Dr. Shanaz Tiwari, lecturer of mathematics and statistics at Louisiana Tech, recruited the students two weeks before the event. Shortly after the students were recruited, Louisiana Tech’s campuses were closed due to a snowstorm that kept students, staff, and faculty from the University for a week.
“Since my Louisiana Tech professor believed in me enough to reach out to me,” Everett said of her participation, “I had the confidence to go forward with the Bee! All the mathematics classes I have taken at Louisiana Tech gave me the foundation to succeed at the competition. Without the effort and passion my professors have had for the topics they teach, I would not have the tools to approach problems of the level that were on the Integration Bee ‘test’. That’s one of the best things about the professors here at Tech, from my experience – they don’t just teach what you need to know for the test. I have learned the techniques and foundational theories to approach problems that I will experience in my career!”

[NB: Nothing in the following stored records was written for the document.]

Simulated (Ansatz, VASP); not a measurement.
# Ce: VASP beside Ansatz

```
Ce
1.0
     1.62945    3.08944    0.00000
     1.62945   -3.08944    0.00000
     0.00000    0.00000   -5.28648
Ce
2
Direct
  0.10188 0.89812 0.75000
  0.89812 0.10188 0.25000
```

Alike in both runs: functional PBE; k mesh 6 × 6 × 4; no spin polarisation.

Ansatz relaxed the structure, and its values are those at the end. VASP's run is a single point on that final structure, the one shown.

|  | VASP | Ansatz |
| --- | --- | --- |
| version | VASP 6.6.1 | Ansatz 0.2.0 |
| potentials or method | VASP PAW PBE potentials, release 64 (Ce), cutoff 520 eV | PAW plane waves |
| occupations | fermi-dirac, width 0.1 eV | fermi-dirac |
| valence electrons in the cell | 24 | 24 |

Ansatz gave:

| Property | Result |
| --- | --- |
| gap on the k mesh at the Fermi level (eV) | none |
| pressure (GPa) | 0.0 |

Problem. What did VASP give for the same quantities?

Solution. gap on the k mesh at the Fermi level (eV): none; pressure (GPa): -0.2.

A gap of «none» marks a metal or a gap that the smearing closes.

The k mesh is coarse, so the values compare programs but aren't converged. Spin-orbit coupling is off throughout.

“I participated in the Integration Bee because I think math is so much fun,” Barras added, “which I know is due to the amazing professors I have had at Louisiana Tech, like Dr. Tiwari and Dr. (Jonathan) Walters (lecturer of mathematics and statistics), who have taught me all I know! I am thankful that I was able to participate.”
Tiwari says that she’s impressed with the students’ performances despite the short preparation time and the distractions that followed.
“We quickly reached out to a couple students around February 10 to find out if they would be willing to participate in the event on Saturday, February 27 knowing that it was in the middle of finals and very short notice. They all enthusiastically replied yes. We then had the snow storm, and everything was really on the students as individuals. I am very proud of the group of students that competed.”
The Mathematical Association of America is the largest professional society that focuses on mathematics at the undergraduate level. Members include university, college and high school teachers; graduate and undergraduate students; pure and applied mathematicians; computer scientists; statisticians; and others in academia, government, business and industry. The Louisiana-Mississippi Section of the Mathematical Association of America serves mathematicians in Louisiana and Mississippi.